I may work from home, set my own schedule, and do I what I love, but Mondays are still Mondays. Especially after a fun weekend that included seeing a play (“The Underpants,” adapted by Steve Martin), dining at two excellent restaurants (Kobe beef: yum! Lobster risotto: yum! Girly drinks: giddy!), celebrating a good friend’s birthday, shopping, art-walking through the Mt. Tabor neighborhood, and hanging out at a friend’s house with hot-buttered rums.
In fact, last night I told R- of the hot-buttered rums — and later a brandy Alexander — that I needed to get home at a decent hour because Sundays are school nights. (Didn’t happen.) It’s not effortless, this writing gig. I don’t get up every day panting like a puppy dog to get to the computer. I’m just like anyone else at the start of a work week: a bit grumpy and longing for one more day of weekend. But, I know that once I get started, I’m content (most of the time; I have my moments; this is one of them). It’s the getting started that’s tough.

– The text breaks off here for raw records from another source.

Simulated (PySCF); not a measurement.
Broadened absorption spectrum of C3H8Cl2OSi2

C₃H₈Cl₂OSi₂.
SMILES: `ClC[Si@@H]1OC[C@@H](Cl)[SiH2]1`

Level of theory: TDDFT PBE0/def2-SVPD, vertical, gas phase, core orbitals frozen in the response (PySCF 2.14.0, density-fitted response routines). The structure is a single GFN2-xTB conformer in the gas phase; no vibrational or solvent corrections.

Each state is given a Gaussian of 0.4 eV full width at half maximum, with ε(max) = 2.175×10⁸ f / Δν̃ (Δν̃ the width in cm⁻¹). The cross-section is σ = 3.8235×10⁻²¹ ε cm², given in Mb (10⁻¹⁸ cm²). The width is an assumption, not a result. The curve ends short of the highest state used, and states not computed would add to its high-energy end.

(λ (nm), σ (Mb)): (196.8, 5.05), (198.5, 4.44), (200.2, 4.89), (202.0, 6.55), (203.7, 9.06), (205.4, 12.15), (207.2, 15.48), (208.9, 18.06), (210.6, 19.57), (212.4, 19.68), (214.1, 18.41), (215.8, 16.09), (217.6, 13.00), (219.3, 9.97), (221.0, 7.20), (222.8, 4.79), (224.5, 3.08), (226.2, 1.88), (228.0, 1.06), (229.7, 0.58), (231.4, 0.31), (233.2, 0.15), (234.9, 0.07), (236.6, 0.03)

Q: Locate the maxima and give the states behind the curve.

Or, like now, at 2:00 p.m., it’s the stick-to-it-iveness that’s tough. Sometimes the work goes so slowly, and I get antsy. Last week, I didn’t finish my regrouping work (Idea Basket post) so I feel like I’m behind. Behind what though?
It’s at times like these that I remember an essay that novelist Elizabeth George wrote called “The Halcyon Days” in which she described the pleasures of writing without publishing deadlines, scheduled appearances, and all the other time-consuming obligations that working novelists face. Right now, I can write as slowly and luxuriously as I want. I have to remind myself that this is a good thing. To quote Ms. George:
…I find myself frequently looking at my students and wanting to tell them to enjoy the halcyon days while they have them. Like everything else, they’ll come to an end.
I try to remember to enjoy where I’m at; sometimes it’s hard, especially on a crabby Monday.
Right now, it’s raining so hard the roof gutter is overflowing. There’s a waterfall outside my window. The quaking aspen are extra wispy and droopy. Last week a wind storm defrocked them of their leaves. One gust blew dozens of leaves into my living room when I opened the sliding glass door. The leaves are still there, sad to say.
I suppose I should vacuum them. Right now might be perfect. And then maybe the rest of my apartment while I’m at it. Then a shower, then populate the fridge with groceries, then write a couple of condolence cards, then hunt down that recipe I’ll need for Thanksgiving…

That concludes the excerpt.